The spatial correlation between worker skills and industry skill-intensity is amongst the best documented features of US economic geography. However, the causal impact of human capital on the industrial skill composition of US regions remains largely unknown. This paper studies how immigration-induced shifts in historical human capital affect the contemporary industrial skill composition of US counties. Leveraging quasi-random origin-by-destination immigration patterns from 1850 to 2010, I isolate exogenous variation in skill-specific local working-age population at the county level for 1970-2010. I find that an increase in medium- and high-skill worker shares raises employment and establishment shares in high-skill industries and reduces them in low-skill industries. The nontradable sector captures the major portion of the positive impacts, while the tradable sector absorbs the main fraction of the negative effects. The empirical findings are consistent with a CES model, in which representative firms with differentiated products employ labor of a certain skill type more intensively.

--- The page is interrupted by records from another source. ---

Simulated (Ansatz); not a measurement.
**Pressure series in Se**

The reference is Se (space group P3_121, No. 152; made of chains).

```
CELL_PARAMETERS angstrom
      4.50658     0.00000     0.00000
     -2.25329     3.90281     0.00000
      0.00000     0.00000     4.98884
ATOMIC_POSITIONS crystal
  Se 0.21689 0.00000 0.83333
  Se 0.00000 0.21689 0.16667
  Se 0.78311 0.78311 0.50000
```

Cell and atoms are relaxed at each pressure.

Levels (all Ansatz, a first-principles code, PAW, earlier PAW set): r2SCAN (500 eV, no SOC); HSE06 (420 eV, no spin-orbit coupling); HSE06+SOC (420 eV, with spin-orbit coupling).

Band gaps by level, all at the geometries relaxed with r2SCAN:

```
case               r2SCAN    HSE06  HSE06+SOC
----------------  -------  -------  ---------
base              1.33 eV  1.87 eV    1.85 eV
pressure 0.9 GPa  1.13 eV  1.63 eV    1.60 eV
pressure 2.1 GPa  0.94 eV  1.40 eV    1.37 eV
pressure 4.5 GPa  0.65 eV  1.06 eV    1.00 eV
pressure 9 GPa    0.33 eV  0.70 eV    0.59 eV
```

We utilize a novel identification strategy to quantify the impacts of religiosity on US local labor markets. Exploiting the quasi-random variation in historical immigration from 1850 to 2010 and origin-specific religiosity, we isolate exogenous variation in the religious composition of US commuting zones for 1940-2010. We find that, relative to the religiously Unaffiliated share, an exogenous increase in Protestant, Orthodox Christian, and “Other” religious shares decreases employment and marriage shares, whereas Jewish share increases employment and college education shares along with mean income in commuting zones. The share of married women in the workforce falls with all religious shares except Jewish share. Our findings reveal substantial heterogeneity by gender. We demonstrate both the causal effect of religiosity and the heterogeneous impacts of different faiths.

Works in Progress

Undocumented immigration remains a central issue within US immigration policy debates, yet little is known about how legalization programs affect firm dynamics and labor market composition. In this paper, I study the impact of a particular legalization reform, Deferred Action for Childhood Arrivals (DACA), enacted in 2012, on establishment and employment outcomes. I exploit variation in pre-treatment exposure to the policy in sectors and commuting zones, using a triple-difference estimator. I find that DACA increases establishment entry by 2.4 percent in more exposed sectors and temporarily reduces exit rates, suggesting market expansion and entrepreneurship amongst formerly undocumented workers. The share of native workers rises by 2.1 percentage points, whereas that of ineligible undocumented workers declines by a similar magnitude, demonstrating labor substitution. Heterogeneity estimates across sectoral skill types reveal that these effects are concentrated in low- and medium-skill sectors. These results have important policy implications such that immigrant regularization can enhance firm dynamism and facilitate labor reallocation, without displacing native workers.